LAUREN HART
When I was living a lesbian lifestyle, I had a lot of inner conflict that I didn’t know what to do with. I thought things like, I can’t fully give my life to this. However, I couldn’t remember feeling as loved or accepted until I met my girlfriend. I had a lot of differing outside opinions. Some people said living as a lesbian suited me, while other people said it didn’t make sense for me. And in many ways it seemed to fit—I did not have nearly as many emotional struggles or insecurities being with women as I had with men.
As a Christian, I wrestled a lot with what my faith meant for my lifestyle. I was experiencing a form of love and comfort, but I still felt like I was compromising on something I could have that would be much greater. I would have considered myself a Q in the LGBTQ. From experiencing severe verbal and physical bullying from young boys, along with sexual assault from a man in my teens, feeling comfortable around men was a challenge.

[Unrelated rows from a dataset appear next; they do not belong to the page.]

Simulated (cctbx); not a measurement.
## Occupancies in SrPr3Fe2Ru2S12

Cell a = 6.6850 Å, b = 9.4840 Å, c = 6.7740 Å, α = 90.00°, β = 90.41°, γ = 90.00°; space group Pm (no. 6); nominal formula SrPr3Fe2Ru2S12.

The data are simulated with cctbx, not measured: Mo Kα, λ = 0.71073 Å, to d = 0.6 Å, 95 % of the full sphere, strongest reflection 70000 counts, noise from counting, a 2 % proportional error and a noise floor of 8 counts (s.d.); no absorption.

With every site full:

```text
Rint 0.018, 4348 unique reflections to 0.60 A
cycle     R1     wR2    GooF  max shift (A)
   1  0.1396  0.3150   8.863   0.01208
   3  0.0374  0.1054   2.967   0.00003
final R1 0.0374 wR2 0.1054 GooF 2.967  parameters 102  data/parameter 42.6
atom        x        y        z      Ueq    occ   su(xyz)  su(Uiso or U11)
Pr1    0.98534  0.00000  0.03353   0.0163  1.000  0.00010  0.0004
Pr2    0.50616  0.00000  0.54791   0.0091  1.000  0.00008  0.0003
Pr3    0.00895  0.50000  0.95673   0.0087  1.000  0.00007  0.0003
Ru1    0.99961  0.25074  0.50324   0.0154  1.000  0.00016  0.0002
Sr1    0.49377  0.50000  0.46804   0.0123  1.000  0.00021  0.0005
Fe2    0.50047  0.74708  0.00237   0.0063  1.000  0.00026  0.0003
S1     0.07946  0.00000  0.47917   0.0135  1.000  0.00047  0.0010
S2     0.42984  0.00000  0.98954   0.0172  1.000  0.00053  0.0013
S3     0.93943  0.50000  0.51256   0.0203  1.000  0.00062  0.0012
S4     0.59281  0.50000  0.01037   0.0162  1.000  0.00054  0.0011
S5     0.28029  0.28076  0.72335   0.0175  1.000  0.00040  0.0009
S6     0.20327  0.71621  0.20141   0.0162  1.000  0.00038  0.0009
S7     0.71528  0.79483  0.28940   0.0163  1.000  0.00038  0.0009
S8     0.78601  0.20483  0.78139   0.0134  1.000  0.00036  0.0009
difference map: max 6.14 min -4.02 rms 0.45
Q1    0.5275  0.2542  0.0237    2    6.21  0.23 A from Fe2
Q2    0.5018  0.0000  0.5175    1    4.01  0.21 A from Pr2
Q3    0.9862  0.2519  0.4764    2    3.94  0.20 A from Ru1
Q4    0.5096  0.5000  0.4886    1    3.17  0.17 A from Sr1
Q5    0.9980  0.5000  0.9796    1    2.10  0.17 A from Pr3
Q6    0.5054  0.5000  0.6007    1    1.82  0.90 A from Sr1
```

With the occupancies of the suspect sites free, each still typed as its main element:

I had a mentor I would go to, to sort out what I was feeling. I remember sitting with her one day, talking about my inner conflict. She said to me, “I’m going to love you no matter what you pick.” In that moment, I felt this space of love to truly search this out instead of feeling backed into a corner either way.
I also found resources online that were really encouraging to me in my process. I searched for any story of anyone who had ever come out of homosexuality. I even heard about a heterosexual couple who had both been gay before they got married. I remember being shocked. I finally felt hope. I wanted to know that it was possible, that I didn’t have to choose a lesbian lifestyle, and that it didn’t have to define me.
Today, I have a greater sense of wholeness and inner stability than I’ve ever felt before. The type of love that I get to receive now is a wholesome love that just keeps giving. It doesn’t give so it can take. It gives because it doesn’t run out.